July 1, 2024

When Jerome Felton arrived in Minnesota, he knew it was make or break time for his career. His first three seasons were spent with the struggling Detroit Lions and then he had brief stints with Carolina and Indianapolis. Felton knew that if he didn’t show the Vikings that he was the man to lead block for the team’s superstar running back then his tenure in the NFL might fall under the “not for long” category.

In training camp, Felton turned himself into a missile. Day after day he slammed into linebackers so hard that he couldn’t move his neck. If he was laying down flat on his back, he had to hold up his head with his hand or it would hurt like crazy. Felton remembered his running back’s coach in Detroit, legendary fullback Sam Gash, telling him to get a neck roll. At the time, he thought neck rolls were a pretty corny look — after all, Felton ran for 2,652 yards and 63 touchdowns in college at Furman. Even if he was a blocker in the NFL, he wasn’t trying to look like a human garbage truck. But he was in so much discomfort during that training camp of pain that he threw on the neck roll and went back to ramming defenders with his helmet.

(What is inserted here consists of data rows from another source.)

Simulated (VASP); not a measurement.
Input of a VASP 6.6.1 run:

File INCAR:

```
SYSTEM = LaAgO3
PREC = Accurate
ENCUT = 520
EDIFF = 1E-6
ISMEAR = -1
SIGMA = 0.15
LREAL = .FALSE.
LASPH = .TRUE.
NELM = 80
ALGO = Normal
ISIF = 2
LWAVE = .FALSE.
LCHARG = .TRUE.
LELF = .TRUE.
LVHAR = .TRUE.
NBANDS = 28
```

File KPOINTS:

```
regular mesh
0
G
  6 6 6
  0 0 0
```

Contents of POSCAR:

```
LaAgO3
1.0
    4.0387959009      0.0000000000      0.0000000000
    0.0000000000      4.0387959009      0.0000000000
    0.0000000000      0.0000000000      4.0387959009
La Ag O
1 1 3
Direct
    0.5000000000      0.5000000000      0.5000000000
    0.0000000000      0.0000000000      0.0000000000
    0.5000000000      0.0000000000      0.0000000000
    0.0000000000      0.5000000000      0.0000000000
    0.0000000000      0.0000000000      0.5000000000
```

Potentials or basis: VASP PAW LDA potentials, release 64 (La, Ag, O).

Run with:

“My job was: I have to run as fast as I possibly can and hit this guy like a missile with no regard to how much it’s going to hurt and you have to say f–k it,” Felton said over the phone this week. “This is going to suck, it’s going to hurt, just launch yourself.” Felton launched himself into the Pro Bowl. His running back had one of the greatest seasons of all time and in the season’s final game one of the best quarterbacks in history walked over to him and complimented his work on the season. He loved telling his friends about that.